0

Relying on NVIDIA's samples and on some good advice found here at SO, I have been managing to implement a few array-reduction kernels that I need for my project. However, one particular issue remains causing me trouble. It is, how to properly do sum-reduction for arrays of unsigned chars (uchar).

Because uchar can hold values from 0 to 255, of course the thread blocks can't accumulate a value greater than 255 per thread block. My intuition was that it would be merely a case of collecting the sums inside the sum-reduction function in an int despite the input being uchar. However, it does not work.

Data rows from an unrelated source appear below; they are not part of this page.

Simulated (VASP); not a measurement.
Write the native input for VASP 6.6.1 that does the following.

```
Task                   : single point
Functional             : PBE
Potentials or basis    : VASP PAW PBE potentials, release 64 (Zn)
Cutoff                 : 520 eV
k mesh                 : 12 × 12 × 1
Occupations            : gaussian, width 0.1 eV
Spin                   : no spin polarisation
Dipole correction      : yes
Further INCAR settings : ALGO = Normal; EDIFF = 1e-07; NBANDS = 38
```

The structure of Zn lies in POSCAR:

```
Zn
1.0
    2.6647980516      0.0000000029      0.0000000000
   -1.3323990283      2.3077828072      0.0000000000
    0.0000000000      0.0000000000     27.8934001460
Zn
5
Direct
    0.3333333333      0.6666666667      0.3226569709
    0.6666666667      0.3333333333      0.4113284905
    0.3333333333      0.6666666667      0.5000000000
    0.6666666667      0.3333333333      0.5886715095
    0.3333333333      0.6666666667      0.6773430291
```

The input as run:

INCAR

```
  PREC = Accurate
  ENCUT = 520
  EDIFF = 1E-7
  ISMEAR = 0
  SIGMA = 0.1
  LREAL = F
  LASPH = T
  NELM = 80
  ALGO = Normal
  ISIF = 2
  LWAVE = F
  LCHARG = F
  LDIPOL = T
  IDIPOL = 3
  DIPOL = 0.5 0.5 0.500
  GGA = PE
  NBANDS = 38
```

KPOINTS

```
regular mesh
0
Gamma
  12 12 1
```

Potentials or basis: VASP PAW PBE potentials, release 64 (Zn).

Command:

Let me show in detail what I have. Below is my kernel to sum-reduce an array of uchar - it is a slighly modified version of the famous reduce6 function in NVIDIA's samples:

template <class T, unsigned int blockSize>
__global__ void reduce6(int n, T *g_idata, int *g_odata)
{
    extern __shared__ T sdata[];

    // perform first level of reduction,
    // reading from global memory, writing to shared memory
    unsigned int tid = threadIdx.x;
    unsigned int i = blockIdx.x*blockSize * 2 + threadIdx.x;
    unsigned int gridSize = blockSize * 2 * gridDim.x;

    int mySum = 0;

    // we reduce multiple elements per thread.  The number is determined by the
    // number of active thread blocks (via gridDim).  More blocks will result
    // in a larger gridSize and therefore fewer elements per thread
    while (i < n)
    {
        mySum += g_idata[i];
        // ensure we don't read out of bounds
        if (i + blockSize < n) mySum += g_idata[i + blockSize];
        i += gridSize;
    }

    // each thread puts its local sum into shared memory
    sdata[tid] = mySum;
    __syncthreads();


    // do reduction in shared mem
    if ((blockSize >= 512) && (tid < 256))
        sdata[tid] = mySum = mySum + sdata[tid + 256];
    __syncthreads();

    if ((blockSize >= 256) && (tid < 128))
        sdata[tid] = mySum = mySum + sdata[tid + 128];
     __syncthreads();

    if ((blockSize >= 128) && (tid <  64))
        sdata[tid] = mySum = mySum + sdata[tid + 64];
    __syncthreads();

    // fully unroll reduction within a single warp
    if ((blockSize >= 64) && (tid < 32))
        sdata[tid] = mySum = mySum + sdata[tid + 32];
    __syncthreads();

    if ((blockSize >= 32) && (tid < 16))
        sdata[tid] = mySum = mySum + sdata[tid + 16];
    __syncthreads();

    if ((blockSize >= 16) && (tid <  8))
        sdata[tid] = mySum = mySum + sdata[tid + 8];
    __syncthreads();

    if ((blockSize >= 8) && (tid <  4))
        sdata[tid] = mySum = mySum + sdata[tid + 4];
    __syncthreads();

    if ((blockSize >= 4) && (tid <  2))
        sdata[tid] = mySum = mySum + sdata[tid + 2];
    __syncthreads();

    if ((blockSize >= 2) && (tid <  1))
        mySum += sdata[tid + 1];
    __syncthreads();

    // write result for this block to global mem
    if (tid == 0)  atomicAdd(g_odata, mySum);
}

When such kernel is called by using reduce6<uchar, Blocksize> such that Blocksize*num.threads = 256, everything works properly and the sum-reduction gets the right result. Whenever such ratio is not 256, the result of the sum-reduction becomes wrong - which is merely due to what I said in the bebinning, i.e. uchar can't acumulate values greater than 255.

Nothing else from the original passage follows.